The violin pickup has held up longer (in fact thanks to superglue I can and will be using it a little bit yet). But the vast majority of my amplified violin performances are fairly heavily amplified, with The Filthy Spectacula and Kindred Spirit. Either I’m playing with rock drummers on full acoustic kits – in which case monitors are correspondingly loud and stage volumes high – or doing Kindred Spirit duo gigs very close up against monitor and front of house speakers, without anyone riding the desk to try and head off feedback. And in both cases I’ve taken to varying the sound by using a distortion pedal, which even at the same volume is more prone to feedback.

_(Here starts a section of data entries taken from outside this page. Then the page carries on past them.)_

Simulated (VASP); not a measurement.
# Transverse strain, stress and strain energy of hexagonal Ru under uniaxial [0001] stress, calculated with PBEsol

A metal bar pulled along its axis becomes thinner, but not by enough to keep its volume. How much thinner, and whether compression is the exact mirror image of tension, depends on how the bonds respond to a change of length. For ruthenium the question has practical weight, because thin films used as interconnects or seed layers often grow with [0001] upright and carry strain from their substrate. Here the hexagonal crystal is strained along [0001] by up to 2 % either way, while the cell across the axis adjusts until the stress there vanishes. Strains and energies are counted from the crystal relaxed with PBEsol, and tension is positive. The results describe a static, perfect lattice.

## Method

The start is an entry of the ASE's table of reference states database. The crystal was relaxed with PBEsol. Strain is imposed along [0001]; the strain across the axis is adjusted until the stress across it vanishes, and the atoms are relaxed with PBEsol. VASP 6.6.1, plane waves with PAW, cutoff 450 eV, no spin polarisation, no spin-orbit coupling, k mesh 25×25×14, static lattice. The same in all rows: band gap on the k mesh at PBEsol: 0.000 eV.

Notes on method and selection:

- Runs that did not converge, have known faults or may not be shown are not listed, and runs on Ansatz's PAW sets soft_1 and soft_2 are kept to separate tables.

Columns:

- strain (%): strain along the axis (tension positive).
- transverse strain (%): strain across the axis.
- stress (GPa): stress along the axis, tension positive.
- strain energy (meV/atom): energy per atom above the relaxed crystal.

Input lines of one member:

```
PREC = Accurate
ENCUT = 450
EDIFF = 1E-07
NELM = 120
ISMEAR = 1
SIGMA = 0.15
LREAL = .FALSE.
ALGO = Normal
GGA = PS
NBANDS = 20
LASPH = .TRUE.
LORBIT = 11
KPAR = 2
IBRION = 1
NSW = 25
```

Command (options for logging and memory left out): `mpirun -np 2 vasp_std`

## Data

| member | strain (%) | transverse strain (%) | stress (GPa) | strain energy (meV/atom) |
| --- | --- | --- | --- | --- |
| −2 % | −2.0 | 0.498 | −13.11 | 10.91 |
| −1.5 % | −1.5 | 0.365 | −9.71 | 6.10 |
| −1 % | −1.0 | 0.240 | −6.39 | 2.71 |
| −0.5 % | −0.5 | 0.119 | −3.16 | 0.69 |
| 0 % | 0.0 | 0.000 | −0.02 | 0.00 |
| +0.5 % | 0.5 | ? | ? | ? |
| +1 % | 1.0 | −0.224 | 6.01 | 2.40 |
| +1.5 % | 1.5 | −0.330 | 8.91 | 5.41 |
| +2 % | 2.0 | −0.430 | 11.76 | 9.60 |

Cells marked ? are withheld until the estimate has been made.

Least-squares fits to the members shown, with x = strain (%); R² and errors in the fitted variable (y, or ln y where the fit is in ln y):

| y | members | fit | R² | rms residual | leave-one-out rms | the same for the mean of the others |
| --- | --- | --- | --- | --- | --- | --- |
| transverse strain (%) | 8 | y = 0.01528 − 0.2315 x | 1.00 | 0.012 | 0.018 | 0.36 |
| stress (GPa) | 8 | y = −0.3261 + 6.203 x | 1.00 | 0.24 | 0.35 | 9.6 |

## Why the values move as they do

The sensible response to this had to wait for some income to arrive that wasn’t part of the ordinary run of things. But here it is:

electric violin

A Harley Benton HBV 870BK if you want to go and look up the specs, fresh arrived from Thomann (don’t ask me why the most practical solution turned out to be to buy an American-made instrument, in the UK, via a supplier in Germany).

Unlike the handful of very budget electric violins I’ve tried, this has the same scale length and neck length / shoulder positioning as a full-size conventional violin. The action height and bridge shape seem pretty normal too (I’m increasingly convinced there’s something unusual about the shape of the bridge on my other violin mind you). This meant I could pick it up and play it first time successfully, and swap between this and an acoustic fiddle without losing tuning or failing to make position changes accurately – ideal for a ‘portfolio’ player like me. Like all solid body electric instruments it’s heavy, but the weight is mostly distributed well towards you as you hold it (the output socket is more or less under the bridge, for instance) and based on first tries I think I’ll be able to get used to it.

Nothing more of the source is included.